Saturday, September 11, 2010

Saturday, September 11, 2010: Dream Academy - Please Please Please Let Me Get What I Want (Instrumental)



While Tangerine Dream made the best movie soundtracks, John Hughes definitely used the best music in his movies. Hughes' movies were always filed with little clips of the coolest music that fit their scene perfectly.

Just take Sixteen Candles as one example. Amazon.com has put together a list of all the incidental music used in the movie, for a Make Your Own Sixteen Candles soundtrack.

This, friends, is a cornucopia of coolness. Using the theme from Dragnet when Farmer Ted makes his moves on Molly Ringwald, or playing New York, New York as Ted mixes martinis for Jake after the party. "Rev-Up" by The Revillos, "Young Americans" by David Bowie, "Lenny" by Stevie Ray Vaughn, and this is just a fraction of what's there. All music used in perfect syncopation with the plot, the action, the characters and the scene. Brilliant.

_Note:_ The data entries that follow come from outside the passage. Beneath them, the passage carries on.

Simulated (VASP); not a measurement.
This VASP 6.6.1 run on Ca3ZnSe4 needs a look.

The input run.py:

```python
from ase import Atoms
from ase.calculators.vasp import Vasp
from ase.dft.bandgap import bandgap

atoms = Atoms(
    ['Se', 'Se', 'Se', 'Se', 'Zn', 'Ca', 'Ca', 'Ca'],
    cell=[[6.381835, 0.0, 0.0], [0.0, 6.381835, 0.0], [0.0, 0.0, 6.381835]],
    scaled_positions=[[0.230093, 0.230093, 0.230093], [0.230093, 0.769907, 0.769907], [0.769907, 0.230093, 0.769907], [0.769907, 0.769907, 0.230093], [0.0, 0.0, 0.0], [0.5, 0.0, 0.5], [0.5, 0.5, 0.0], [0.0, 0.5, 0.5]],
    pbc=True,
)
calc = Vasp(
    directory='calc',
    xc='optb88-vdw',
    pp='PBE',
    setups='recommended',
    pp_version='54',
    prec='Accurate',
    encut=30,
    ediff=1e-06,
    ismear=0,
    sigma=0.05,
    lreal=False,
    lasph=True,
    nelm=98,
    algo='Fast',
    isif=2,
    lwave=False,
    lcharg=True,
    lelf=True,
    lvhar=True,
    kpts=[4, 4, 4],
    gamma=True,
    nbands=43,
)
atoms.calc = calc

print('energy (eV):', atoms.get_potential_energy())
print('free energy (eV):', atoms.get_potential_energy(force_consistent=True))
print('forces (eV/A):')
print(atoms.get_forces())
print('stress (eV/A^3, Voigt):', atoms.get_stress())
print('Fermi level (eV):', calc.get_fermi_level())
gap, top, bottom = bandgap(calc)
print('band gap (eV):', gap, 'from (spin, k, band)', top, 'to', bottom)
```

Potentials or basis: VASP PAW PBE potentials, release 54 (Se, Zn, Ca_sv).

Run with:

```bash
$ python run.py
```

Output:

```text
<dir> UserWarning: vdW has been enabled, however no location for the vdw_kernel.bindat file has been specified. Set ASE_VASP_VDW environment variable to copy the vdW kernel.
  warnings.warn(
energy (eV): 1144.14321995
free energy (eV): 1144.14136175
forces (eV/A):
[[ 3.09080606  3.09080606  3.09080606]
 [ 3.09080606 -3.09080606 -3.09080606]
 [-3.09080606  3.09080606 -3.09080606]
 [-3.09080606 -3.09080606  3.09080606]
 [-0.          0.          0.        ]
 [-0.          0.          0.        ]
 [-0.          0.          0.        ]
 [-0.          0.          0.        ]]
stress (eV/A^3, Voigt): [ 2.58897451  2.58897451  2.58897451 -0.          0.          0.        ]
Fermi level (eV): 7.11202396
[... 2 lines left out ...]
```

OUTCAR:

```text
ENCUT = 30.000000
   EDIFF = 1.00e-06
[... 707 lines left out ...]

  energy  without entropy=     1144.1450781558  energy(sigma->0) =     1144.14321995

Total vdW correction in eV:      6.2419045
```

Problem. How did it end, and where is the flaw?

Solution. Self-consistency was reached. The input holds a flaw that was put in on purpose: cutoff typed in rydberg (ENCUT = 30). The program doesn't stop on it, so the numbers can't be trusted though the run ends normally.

Now, take that attention to detail and expand it to include most Hughes' body of work. Then, maybe just then, we can all start to fully appreciate the significance of his passing.

When I started thinking about Movie Week, I was always going to include something from Ferris Bueller's Day Off. It was a given, an absolute, like the firmness of the earth. Choosing the song itself, however, was a bit more difficult.

The first obvious choice was "Oh Yeah" by Yello. Sure, it works perfectly, magnificently in that famous Ferrari scene. But, upon listening to the song on it's own, it just falls flat. It's cool in the movie, sure, but on it's own?  Not so much.

Ok, yes, even more obvious that "Oh Yeah" was "Danke Schoen" by Wayne Newton, or "Twist and Shout" by The Beatles. But those were really, painfully too obvious.  Besides, Danke Schoen suffers the same shortcomings as "Oh Yeah", cool in the movie, not so much on it's own.

Next was March Of The Swivelheads by The English Beat. It's the chase scene near the end with Ferris on the run to beat his mom and sister home.  Good choice. Very good actually.  Close.  Very close.  But just. not. there.

I toyed around with using "Love Missile F1-11" by Sigue Sigue Sputnik, just for the novelty value, but then I realized this is Cool Song Of The Day, not Novelty Song Of The Day.

Which finally led me to my proper CSOTD selection: Dream Academy's instrumental version of The Smiths "Please Please Please Let Me Get What I Want."  Dream Academy had two songs in the movie, the other being "The Edge Of Forever", though I can't really remember where what was in the movie.

This song, however, is from the Art Institute Of Chicago scene, one of my favourite scenes in the movie. As those crazy kids go on their exploration of Chicago, smack dab in the middle of the mayhem, slapstick, angst and adventure there is this pause, this wonderfully touching scene where the trio roam around AIC looking at art.

And, man, what art!   I doubt paintings or sculptures were ever better presented in a better light than in Ferris Bueller's Day Off.  Fact.  Whether just standing in quiet meditation or getting caught up in a school trips daisy chain, this scene endures as a powerful advertisement for the joys of going to a museum.

Which all cumulates in Ferris and Sloane kissing in front of  Mark Chagall's "America Windows", an impossibly romantic backdrop to their moment of intimacy.  Running parallel, however, is Cameron's obsessive gaze into "Sunday Afternoon on La Grande Jatte" by Georges Seurat, to the point where he almost seems swallowed up into the canvas.

Being engulfed with art.  A perfect ending.

And thus ends MOVIE WEEK on CSOTD.    I hope you had as much fun as I did.